Nick Tyler visited the Pontificia Universidad Católica del Perú and gave a presentation called "Sociedad con Equidad: el papel del transporte", which discussed the importance of accessible design in transport systems to achieving an inclusive society, to a Seminar organised by the Consejo Nacional de Integración de la persona con Discapacidad in Ayacucho.

June 2002

Ricardo Marar successfully defended his thesis "Assessing the implementation of supranational regulatory activity in the road freight sector" and has been awarded a PhD degree.

May 2002

Nick Tyler attended the Third Workshop on Trans-Alpine Networks in Stresa, Italy, which was organised by  the Interdisciplinary Centre for Co-operative Research in the Social Sciences. He presented a paper on public participation, which highlighted the need for governments and local people to work together on the planning and design of transport projects and how this might be achieved. He then visited Genoa, where he gave a short lecture on accessibility and transport research at the University of Genoa.

Nick Tyler has been appointed Professor of Communities and Transport at UCL. The promotion will take effect from October 2002.

March/April 2002

We have now been awarded a three-year grant for a project called TOCCATA (Training Opportunities for Community-Centred Accessible Transport Applications). This will involve working with the University of Brasilia to raise sensitivity to disability issues in local schools with children of all ages to develop courses to help improve the long term understanding of social inclusion in Brasilia. The project is funded by the British Council. This project coincides well with the accessibility awareness project being carried out jointly by the Accessibility Research Group and the Pontificia Universidad Catolica in Lima, Peru.

January/February 2002

The University of Genoa has conferred a doctorate on Elvezia Cepolina for her research into the microscopic simulation of pedestrians, for which the empirical work was carried out in the Accessibility Research Group. We are hoping to find ways of continuing this work with Elvezia in the future.

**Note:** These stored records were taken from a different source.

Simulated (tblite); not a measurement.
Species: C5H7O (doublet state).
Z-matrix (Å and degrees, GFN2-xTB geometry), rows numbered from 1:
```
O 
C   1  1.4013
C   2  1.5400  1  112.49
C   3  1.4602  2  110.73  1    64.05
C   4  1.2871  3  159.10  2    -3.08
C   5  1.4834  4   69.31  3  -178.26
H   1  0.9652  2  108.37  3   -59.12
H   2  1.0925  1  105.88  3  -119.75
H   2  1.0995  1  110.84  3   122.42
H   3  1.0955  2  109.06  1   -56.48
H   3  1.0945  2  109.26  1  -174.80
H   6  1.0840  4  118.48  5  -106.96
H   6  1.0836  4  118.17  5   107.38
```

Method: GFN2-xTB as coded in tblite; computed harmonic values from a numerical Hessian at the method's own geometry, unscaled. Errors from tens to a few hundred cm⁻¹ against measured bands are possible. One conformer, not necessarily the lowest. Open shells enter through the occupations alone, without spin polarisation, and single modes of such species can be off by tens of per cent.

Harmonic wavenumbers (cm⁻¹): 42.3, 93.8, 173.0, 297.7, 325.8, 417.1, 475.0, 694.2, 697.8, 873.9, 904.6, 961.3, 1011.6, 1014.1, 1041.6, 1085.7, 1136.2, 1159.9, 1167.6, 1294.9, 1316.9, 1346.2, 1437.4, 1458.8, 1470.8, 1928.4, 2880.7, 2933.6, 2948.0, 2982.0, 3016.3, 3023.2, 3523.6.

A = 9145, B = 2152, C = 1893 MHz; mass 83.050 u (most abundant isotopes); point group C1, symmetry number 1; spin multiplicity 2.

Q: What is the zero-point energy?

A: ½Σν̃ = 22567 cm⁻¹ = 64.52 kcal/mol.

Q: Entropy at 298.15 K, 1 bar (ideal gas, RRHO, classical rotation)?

The game produced as part of the TRUMPET project will be made available via the web. Please look at the TRUMPET web page and if you are interested in obtaining a copy, plese contact Chris Cook.

December 2001

Elvezia Cepolina presented a paper to the Annual Convention "Metodi e Tecnologie dell'Ingegnaria dei Trasporti", held at Reggio Calabria (Italy), on the microscopic simulation of pedestrian behaviour carried out while she was studying at UCL.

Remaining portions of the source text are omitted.